It is certainly OK to vent and complain here. We all need it sometime. I'm just suggesting another way to look at the situation.
And I'm asking for another way to look at the situation, believe me.
Thank you so much for all those links! I'm opening our library catalog right now. I already have a couple of books about really big numbers to get tomorrow. She seems to really be into the concepts, with a surprising insight into them, too.
I think this is why on achievement tests at age 7 or so you get about 2-3 years above grade level and the kid is considered in the >99.9 percentile, while with reading you can be 5 years ahead of grade level and only be in the high 90s.

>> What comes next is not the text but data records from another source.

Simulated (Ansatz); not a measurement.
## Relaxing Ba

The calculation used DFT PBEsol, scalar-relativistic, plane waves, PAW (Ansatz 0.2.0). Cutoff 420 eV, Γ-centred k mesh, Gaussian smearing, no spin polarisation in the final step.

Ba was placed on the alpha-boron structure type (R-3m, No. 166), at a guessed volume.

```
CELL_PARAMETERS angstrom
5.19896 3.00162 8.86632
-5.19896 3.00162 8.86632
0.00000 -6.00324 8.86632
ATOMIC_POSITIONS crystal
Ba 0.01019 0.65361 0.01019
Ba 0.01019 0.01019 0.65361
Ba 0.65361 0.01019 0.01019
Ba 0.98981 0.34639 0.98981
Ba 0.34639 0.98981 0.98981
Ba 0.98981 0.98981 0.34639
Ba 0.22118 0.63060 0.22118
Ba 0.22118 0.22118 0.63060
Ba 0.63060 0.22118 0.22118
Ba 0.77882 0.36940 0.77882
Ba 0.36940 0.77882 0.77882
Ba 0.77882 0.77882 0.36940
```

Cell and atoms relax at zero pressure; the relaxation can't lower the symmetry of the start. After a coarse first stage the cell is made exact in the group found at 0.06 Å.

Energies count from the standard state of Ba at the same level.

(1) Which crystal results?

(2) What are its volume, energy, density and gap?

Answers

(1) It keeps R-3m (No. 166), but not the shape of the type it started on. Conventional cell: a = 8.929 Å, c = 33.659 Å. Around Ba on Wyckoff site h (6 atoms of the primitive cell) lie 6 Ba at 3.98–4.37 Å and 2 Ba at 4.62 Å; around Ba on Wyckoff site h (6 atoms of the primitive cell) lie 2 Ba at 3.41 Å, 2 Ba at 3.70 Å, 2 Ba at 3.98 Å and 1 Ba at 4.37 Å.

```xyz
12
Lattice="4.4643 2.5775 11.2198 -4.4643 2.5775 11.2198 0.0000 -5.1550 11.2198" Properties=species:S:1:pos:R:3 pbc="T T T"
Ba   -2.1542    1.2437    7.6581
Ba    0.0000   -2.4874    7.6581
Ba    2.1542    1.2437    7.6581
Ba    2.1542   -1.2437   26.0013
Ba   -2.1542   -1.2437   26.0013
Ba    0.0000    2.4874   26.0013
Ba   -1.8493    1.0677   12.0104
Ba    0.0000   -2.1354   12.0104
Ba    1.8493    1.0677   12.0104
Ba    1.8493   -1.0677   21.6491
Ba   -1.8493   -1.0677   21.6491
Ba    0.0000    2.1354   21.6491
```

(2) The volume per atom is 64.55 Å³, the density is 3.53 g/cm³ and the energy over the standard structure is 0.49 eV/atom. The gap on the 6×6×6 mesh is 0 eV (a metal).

It feels like reading a higher level book isn't that different from reading a simple book, but it's just something that builds on what you've read before in terms of vocabulary and speed, and uses attention span and maturity as you get older. I mean, reading Plato and Shakespeare are a matter of concentration and understanding, not reading mechanics. But I'm fascinated by the ceiling on mathematical ability and how you can't force something until their brain is there. I've just tried to explain what I see in my DD three times and I can't do it well, so bear with me. She does interesting complicated stuff, but only on small numbers, and it's not a quantum shift from 1,2,3, lots to 1, 2, 3... 1,000. She has tens, but hundreds are shaky, and not fully instinctive. And getting hundreds won't mean she's automatically got thousands. She's got fractions, but I haven't tried decimals yet because of the place value issue. It's fascinating, particularly since I'm math phobic.